Showing posts with label Glenn Ford. Show all posts
Showing posts with label Glenn Ford. Show all posts

Wednesday, 1 September 2010

Gilda Revisited


I posted a while back about Gilda, starring Rita Hayworth and Glenn Ford. It was a film I watched rather casually one evening, and I liked it without thinking it was a great masterpiece. But some rank it as a ‘landmark in world cinema’, and on that basis, BFI Classics have published a study of the film by Melvyn Stokes, which I found very interesting.

Stokes provides a short account of the film’s narrative, wisely paying little attention to the rather barmy story-line involving a ‘tungsten cartel’, and focusing on the triangular relationship between Gilda, gambler Johnny Farrell, and casino manager Ballin Mundsen. He debates a gay sub-text in the relationship between Johnny and Mundsen that more or less passed me by when I watched the film; in my defence, it was rather subtly portrayed, in order to get past the censors.

Stokes rightly praises the excellence of Hayworth’s performance, and there is discussion as to where this movie fits in the history of film noir, as well as feminist takes on the part that Gilda plays in the story. It’s interesting that this is one of those films whose reputation has improved over the years, and it’s safe to say that this is despite rather than because of the crime plot.

One can, of course, over-analyse films as well as books. But I like learning from the critical reflections of others; provided they are not pretentions, they can often prompt me to go back to a film or book, and get more out of them second time around. So it is with Gilda. Melvyn Stokes has persuaded me to watch it again, and I think I’ll get more out of it on a second viewing.

Tuesday, 16 February 2010

Gilda


Gilda is a 1946 black and white movie directed by Charles Vidor and starring Glenn Ford and Rita Hayworth. You could call it a film noir, and at first I thought it might be a variant of the Double Indemnity type of story where a glamorous woman inveigles a weak man to murder her wealthy husband. But the story-line of Gilda is rather different. It veers this way and that, and isn’t easy to pin down.

Ford plays a gambler, Johnny Farrell, who shows up in Buenos Aires and chances upon a German called Mundson who is apparently charming but also sinister, in a slightly unlikely way, I felt. Mundson owns a casino, and appoints Johnny as his chief henchman. He trusts Johnny, and Johnny shows plenty of loyalty, but their relationship is put under strain when Mundson returns from a trip with a new wife in tow. This is the eponymous Gilda, seductively played by Hayworth.
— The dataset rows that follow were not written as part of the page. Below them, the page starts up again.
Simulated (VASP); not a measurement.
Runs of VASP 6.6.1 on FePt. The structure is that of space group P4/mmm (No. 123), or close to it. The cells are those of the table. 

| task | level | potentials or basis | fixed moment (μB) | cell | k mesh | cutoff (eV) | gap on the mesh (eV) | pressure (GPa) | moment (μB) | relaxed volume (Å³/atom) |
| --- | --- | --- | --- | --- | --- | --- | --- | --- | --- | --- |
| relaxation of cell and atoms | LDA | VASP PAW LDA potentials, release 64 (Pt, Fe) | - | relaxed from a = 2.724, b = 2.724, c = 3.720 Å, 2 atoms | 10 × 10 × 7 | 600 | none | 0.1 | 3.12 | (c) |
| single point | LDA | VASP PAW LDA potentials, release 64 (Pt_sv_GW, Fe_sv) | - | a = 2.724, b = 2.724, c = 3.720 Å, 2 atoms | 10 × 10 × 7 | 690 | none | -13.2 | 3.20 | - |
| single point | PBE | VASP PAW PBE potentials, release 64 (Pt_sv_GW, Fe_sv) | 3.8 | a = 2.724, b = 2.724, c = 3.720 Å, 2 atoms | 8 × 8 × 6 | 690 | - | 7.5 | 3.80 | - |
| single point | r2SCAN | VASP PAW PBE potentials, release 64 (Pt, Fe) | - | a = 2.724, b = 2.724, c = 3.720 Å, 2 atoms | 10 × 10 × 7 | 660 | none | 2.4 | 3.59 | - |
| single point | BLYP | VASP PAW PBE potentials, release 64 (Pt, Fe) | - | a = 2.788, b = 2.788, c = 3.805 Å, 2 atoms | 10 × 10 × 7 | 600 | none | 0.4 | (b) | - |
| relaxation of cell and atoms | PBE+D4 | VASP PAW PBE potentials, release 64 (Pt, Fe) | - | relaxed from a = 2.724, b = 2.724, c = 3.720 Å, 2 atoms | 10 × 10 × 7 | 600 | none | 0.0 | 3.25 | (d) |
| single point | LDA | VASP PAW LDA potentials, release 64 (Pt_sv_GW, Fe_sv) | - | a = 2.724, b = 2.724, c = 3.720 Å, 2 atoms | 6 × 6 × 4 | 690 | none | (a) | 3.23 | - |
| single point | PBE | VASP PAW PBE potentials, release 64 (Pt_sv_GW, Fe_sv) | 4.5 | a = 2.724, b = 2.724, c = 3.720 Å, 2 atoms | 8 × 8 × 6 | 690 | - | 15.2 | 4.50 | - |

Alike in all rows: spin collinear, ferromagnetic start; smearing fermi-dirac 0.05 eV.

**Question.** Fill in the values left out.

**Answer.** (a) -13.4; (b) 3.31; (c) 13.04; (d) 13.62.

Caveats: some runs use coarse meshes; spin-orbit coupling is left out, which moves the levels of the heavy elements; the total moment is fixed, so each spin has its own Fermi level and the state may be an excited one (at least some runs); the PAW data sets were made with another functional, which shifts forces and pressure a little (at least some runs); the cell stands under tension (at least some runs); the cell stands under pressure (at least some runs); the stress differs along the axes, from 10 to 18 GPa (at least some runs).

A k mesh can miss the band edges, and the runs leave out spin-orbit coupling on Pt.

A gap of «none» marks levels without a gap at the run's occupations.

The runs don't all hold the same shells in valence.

Gilda, it turns out, is an old flame of Johnny’s. It is difficult to make out whether their mutual loathing is genuine, feigned, or not mutual at all. Mundson reveals that he is the head of a tungsten cartel (ah, those tungsten cartels, you don’t hear much of them nowadays!), having done a covert deal with a group of fellow Germans to front the organisation while the war was raging. With the war over, the bad guys want their cartel back, but Mundson is bent on keeping control.

I enjoyed this film. Hayworth is an excellent femme fatale, and she makes the film work. I’ve never been a Glenn Ford fan, I’m afraid, but here he irritated me less than in one or two other roles, perhaps because there was a real chemistry between him and Hayworth. The plot is a bit wacky, but it twists enough to maintain interest throughout. I wouldn’t describe Gilda as a classic, but it’s certainly very watchable.